This observation will become increasingly evident in the coming months as Mayor Willie Brown's inner circle confabs with the 49ers and decides how far to let DeBartolo reach his fingers into the city treasury in order to finance a new, state-of-the-art football stadium at Candlestick Point.
DeBartolo, who with his sister, Denise DeBartolo York, holds a half-billion-dollar stake in the country's largest real estate development company, wants San Francisco taxpayers and their cash-strapped municipal government to pony up somewhere between $25 million to $50 million to build the new stadium (cost estimate: $250 million) for his superrich players to play in. Factoring in the bait-and-switch hokum that usually attends municipal finance, the true amount of the city's proposed investment will probably be millions more. It's hard to calculate a figure now; talks between the city and the 49ers haven't even begun yet. But be confidant, the city's contribution will most likely be far more than $50 million. To be safe, double that number, and perhaps add a little more.
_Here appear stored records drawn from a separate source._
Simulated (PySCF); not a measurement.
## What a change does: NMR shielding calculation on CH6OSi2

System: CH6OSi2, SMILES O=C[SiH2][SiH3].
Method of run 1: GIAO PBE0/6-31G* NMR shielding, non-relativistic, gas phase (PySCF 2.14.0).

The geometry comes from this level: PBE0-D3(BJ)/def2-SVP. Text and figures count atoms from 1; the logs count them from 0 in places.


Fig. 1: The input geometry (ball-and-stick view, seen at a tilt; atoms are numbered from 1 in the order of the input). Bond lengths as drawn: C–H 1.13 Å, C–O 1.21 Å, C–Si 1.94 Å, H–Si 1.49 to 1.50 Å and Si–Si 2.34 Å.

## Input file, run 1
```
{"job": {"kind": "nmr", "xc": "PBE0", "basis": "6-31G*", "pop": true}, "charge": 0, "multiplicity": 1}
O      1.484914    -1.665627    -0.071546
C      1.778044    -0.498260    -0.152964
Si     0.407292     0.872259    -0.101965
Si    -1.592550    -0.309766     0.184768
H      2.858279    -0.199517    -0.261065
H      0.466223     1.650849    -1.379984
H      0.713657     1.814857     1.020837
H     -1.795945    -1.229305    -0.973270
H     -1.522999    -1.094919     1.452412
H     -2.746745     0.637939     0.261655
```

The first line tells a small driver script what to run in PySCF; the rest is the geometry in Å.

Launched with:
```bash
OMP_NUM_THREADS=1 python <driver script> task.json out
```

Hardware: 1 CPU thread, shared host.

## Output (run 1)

Accepting that premise, accept this: At a time when the Muni fleet is past retirement and driving maintenance costs ever skyward, when the port is lying fallow, when the library system is $6 million in the hole, when business taxes are prohibitively high, when the economy in all sectors is still struggling back from a decade of recession, San Francisco is considering carrying half the freight for a stadium that will create a negligible amount of lease revenue for city coffers -- less than what it makes now from Candlestick, the 49ers say -- but will help DeBartolo increase his profits, keep pace with players' skyrocketing salaries, and continue to build his commercial sports empire.
Also, know this: Few will raise a dissenting voice, especially the daily newspapers. They, more than anyone, have a stake in ballclubs locating and staying here. As Examiner sports writer Harry Jupiter said a few years ago: "It's no coincidence that papers put ball scores above the masthead. That sells papers."
But the 49ers' bid for city largess will test more than the integrity of local journalists. When DeBartolo's miner-forty-niner pick lands on the public treasury, it will also strike the city's rich vein of class-conscious populism. His demand for public subsidy will serve as the first true test of the city's neighborhood-bound progressives under a Brown mayoralty.
More than once over the last decade the city's fabled grass roots have struck out the Giants as the team grabbed at city money. Most notably, neighborhoods rose up against Art Agnos' proposed 1990 China Basin ballpark because it was financed with city money. (At least Art asked for a continuing percentage return on city money.) Three years later, when the Giants extracted a massive rent reduction on Candlestick from then-Mayor Frank Jordan and a supine Board of Supervisors, activists put the issue on the ballot. Realizing the power of an angry, populist-minded electorate, the owners sagely withdrew their request for lease breaks.
But this is Willie's town now. Forget DeBartolo and his money for a moment. Never before has the city's network of activists had to contend with a power broker like Willie Lewis Brown Jr., and he has as much to lose from the 49ers leaving town as the newspapers do.
Traditionally acquiescent to millionaires, the Board of Supervisors has now been totally co-opted -- or appointed -- by the mayor. So it's up to activists to scream bloody murder if DeBartolo makes a serious run at tax dollars. Banking on that, however, is as safe as betting on a long-shot nag at one of DeBartolo's racetracks.
Look at what happened with the Giants' stadium deal. Granted, they were smart to ask the city for painless tax increment financing and the infrastructure costs that attend development. After losing twice at the polls and once at the board, they had learned the lesson of millionaire hubris. But what this taught them was more sinister: Co-opt all the politicians and all the activists-cum-consultants. They will help you co-opt all the corrupt neighborhood clubs. It's an easy enough gig in a town like San Francisco where most activists stand like shiny merchandise on a Wal-Mart shelf, all with a price tag proudly displayed. With this greasy hegemony, you can get anything past uneducated voters.
But the Giants' success was driven by one more crucial element: Willie Brown. These days, no one dares stand up to Willie on stadiums or anything else. Some of the city's most prominent political players -- like affordable-housing advocate Calvin Welch and land-use attorney Sue Hestor -- are in Brown's kitchen cabinet. Will they and the hundreds of other people who are the counterweight to elected and corporate power in San Francisco stand up to a raid on the city's treasury?